Lee Orr didn’t set out to be a professional photographer, but when the time came to choose between careers, it was an easy one.
It all started with a YMCA poster he made for his mom, and it snowballed from there. Of course, it took a while.
But it was that fateful poster which led to some work digitally retouching photographs.
Orr has always enjoyed working with computers, and it was this background that had him going to school in Castlegar to learn GIS mapping.
For the same reason, his digital photography was augmented in a way that is rare even among people in the picture-snapping world, and his talent in photography began to be in demand as well.
Because Orr also had the interest and capability to take pictures as well as digitally altering them, he soon became a second shooter for wedding photography.
“It’s a fun place to be,” Orr said, recognizing the value of taking part in such a special time, “At the end of the day with weddings, once the food’s done and the dress is gone and everything is put away, you know, all you’ve got left are the photos.”
But wedding photography isn’t for the fainthearted; the pressure is real to get the best photographers at the right time with no technical failures.
“There’s definitely an adrenalin rush that comes with wedding photography, sometimes it almost feels like a sport,” he told me.
The Kootenay mountains are what hold his heart, though, and landscapes are what Orr loves to capture. And the love affair is mutual.
“Nakusp has been awesome to me, people have been incredibly supportive and word of mouth has been great. I don’t think I would have got that in a larger centre.”
When he realized that if he could make photography work as a job, it would be worth it, he left Castlegar and made his home back in Nakusp.

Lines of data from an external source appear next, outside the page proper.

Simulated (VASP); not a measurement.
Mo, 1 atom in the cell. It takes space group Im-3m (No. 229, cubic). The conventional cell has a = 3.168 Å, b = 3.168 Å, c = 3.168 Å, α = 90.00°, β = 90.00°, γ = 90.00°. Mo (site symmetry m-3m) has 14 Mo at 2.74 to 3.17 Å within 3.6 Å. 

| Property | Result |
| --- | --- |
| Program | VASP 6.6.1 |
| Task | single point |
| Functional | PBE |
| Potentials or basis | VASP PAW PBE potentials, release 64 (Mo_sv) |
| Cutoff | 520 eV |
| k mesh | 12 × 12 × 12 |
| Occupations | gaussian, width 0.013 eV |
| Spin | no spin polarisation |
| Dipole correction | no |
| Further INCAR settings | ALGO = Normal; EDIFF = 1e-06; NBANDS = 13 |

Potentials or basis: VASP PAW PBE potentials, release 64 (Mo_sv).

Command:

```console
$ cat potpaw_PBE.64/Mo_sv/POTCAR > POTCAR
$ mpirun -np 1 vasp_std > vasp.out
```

“I sort of pursued everything,” he said, about looking for work once he returned, “I think you have to be able to do a little bit of everything here.”
Working here has been challenging, and Orr has found he has had to learn how to do all aspects of the job of being a professional photographer, down to printing and framing. He noted that there isn’t secondary industry that supports artists, such as a framing shop.
But new skills and techniques aren’t something the photographer fears.
“That’s one of my favourite things about photography, that it’s an evolving thing,” and Orr finds the internet a vast resource for new techniques and inspiration, “The techniques and what you can do are constantly changing.”
The only drawback with having your own multifaceted new photography business is the cost.
“Equipment costs are insane,” Orr said, with printers, cameras, lenses and computers easily running into the tens of thousands of dollars.
It’s been three years running his own business, and the photographer now finds himself teaching as well as creating photographs to keep the money coming in.
“Sometimes with any job it’s easy to take on too much, you end up doing stuff for way less than it’s worth,” Orr said, “You can find yourself working for nothing.”
But he’s planning on staying in the valley, wages or not, as long as it’s feasible.
“Definitely Nakusp is where my heart’s at. I’d love to be here for as long as I can,” Orr said, noting that although economic times have been particularly hard, people help each other.
He observed the ironic situation that exists here in Nakusp as it does elsewhere that even though there are few jobs here, there is still little available for housing which makes it difficult for young people and young families to make a go of it here.
“You worry about the future of Nakusp for sure,” he said, “It’s a great spot, it’s a great community, it’s a great place to be to raise kids. That’s why everyone tries to help each other out. You want people to stay.”